Oudtshoorn karoo rain video

Image via Twitter: Oudtshoorn Municipal

Watch: Oudtshoorn rejoices as much-needed rain breaks Karoo drought

River beds which were once bone dry, transformed into gushing torrents.

Oudtshoorn karoo rain video

Image via Twitter: Oudtshoorn Municipal

Oudtshoorn and surrounding towns in the Klein Karoo have welcomed a steady wave of rainfall which washed over the parched landscape this past weekend.

As South Africa continues to battle a debilitating drought, which has been especially harsh on communities in the arid Karoo, a weekend of torrential rainfall has afforded small towns a welcomed reprieve.

Cloud bursts in the Karoo, which began on Friday 17 January, persisted throughout the weekend, resulting in torrents of sacred water flowing through once-barren riverbeds and into thirsty dams.

Watch: Oudtshoorn dam levels increase after rain

According to Oudtshoorn Municipality senior manager for water and sewerage Chris Swart, rain in excess of 50mm soaked vital catchment areas and raised dam levels by almost 4%. Speaking about the rainfall and its impact on the Koos Raubenheimer Dam, which is fed by the Grobbelaars River, Swart said:

“The dam level at that stage has risen from 39.7% on Friday to just over 43% and water is still flowing in strongly into the dam.”

The sudden increase in dam levels serves as a major boost to the area’s agricultural prospects, especially in light of sharp decreases despite good rainfall earlier in January. Last week, the town experienced its first major heat wave of 2020, with temperatures soaring to 45 degrees Celsius.

No flood-related damage reported

Luckily, the heat wave, which came with a warning from the South African Weather Service (SAWS), was broken by rainfall and thunderstorms.
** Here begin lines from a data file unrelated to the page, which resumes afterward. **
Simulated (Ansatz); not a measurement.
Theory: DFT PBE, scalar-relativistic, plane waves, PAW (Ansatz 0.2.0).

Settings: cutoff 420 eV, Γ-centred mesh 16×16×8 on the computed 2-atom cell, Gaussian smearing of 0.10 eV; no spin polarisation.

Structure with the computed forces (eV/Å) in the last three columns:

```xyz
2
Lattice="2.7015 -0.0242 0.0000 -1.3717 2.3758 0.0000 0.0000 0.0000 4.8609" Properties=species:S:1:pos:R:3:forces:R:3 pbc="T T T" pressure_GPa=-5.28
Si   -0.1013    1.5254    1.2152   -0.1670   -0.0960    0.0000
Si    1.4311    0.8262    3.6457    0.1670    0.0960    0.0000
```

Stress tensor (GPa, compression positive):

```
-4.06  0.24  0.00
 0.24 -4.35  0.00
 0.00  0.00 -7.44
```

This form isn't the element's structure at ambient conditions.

The deluge, which was fortunately intensely focused on catchment areas, did lead to road closures in Oudtshoorn, with streets adjacent to the Grobblelaars River being submerged. Still, while road closures and electrical disruptions were reported, flash flooding, which occurred earlier in January, was kept at bay.

According to the municipality’s disaster management team, no severe damages were reported as a result of overflowing rivers.

SAWS reports that isolated showers are expected to continue to quench the thirst of Oudtshoorn and surrounding areas for the first half of the week. The weather is expected to clear on Thursday 23 January.